I How does the ratio test fail and the root test succeed here?

[psie]

TL;DR Summary

I'm studying Spivak's Calculus, chapter 23, problem 7. There he introduces the root test and he gives an example of a series for which the ratio test fails but the root test works. I struggle with verifying this.

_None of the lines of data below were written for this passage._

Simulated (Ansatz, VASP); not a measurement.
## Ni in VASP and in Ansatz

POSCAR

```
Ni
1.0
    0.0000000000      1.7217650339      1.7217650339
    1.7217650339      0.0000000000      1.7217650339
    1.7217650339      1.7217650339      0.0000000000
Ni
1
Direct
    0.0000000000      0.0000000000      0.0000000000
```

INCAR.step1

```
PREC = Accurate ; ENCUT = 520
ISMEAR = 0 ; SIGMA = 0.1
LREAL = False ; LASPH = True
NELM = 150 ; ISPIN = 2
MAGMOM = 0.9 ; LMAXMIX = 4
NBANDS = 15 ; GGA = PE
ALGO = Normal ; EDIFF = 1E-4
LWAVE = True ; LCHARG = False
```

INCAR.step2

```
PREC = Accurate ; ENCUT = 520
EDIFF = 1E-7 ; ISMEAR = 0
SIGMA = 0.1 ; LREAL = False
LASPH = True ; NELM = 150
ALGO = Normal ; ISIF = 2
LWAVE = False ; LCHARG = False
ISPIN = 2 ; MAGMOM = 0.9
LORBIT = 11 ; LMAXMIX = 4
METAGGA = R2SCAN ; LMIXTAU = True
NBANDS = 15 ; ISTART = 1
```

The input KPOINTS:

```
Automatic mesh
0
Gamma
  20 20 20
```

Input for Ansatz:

The series that is given is $$\frac12+\frac13+\left(\frac12\right)^2+\left(\frac13\right)^2+\left(\frac12\right)^3+\left(\frac13\right)^3+\ldots.$$ Now, it's easy to see these are two separate geometric series, however, Spivak claims the ratio test fails because the ratio of successive terms does not approach a limit. I have figured out that $$a_{2n-1}=\left(\frac12\right)^{n},\quad a_{2n}=\left(\frac13\right)^{n},\quad n=1,2,\ldots.$$ For the ratio test, we should have that the fraction $\left|\frac{a_{n}}{a_{n-1}} \right|$ approaches some finite limit or diverges to infinity. In this case, if $n$ is even we have that the fraction is $\left(\frac23\right)^n\to 0$ as $n\to\infty$. If $n$ is odd, we have $\left(\frac32\right)^n\frac13\to\infty$ as $n\to\infty$. This behavior confuses me. What can we conclude from this?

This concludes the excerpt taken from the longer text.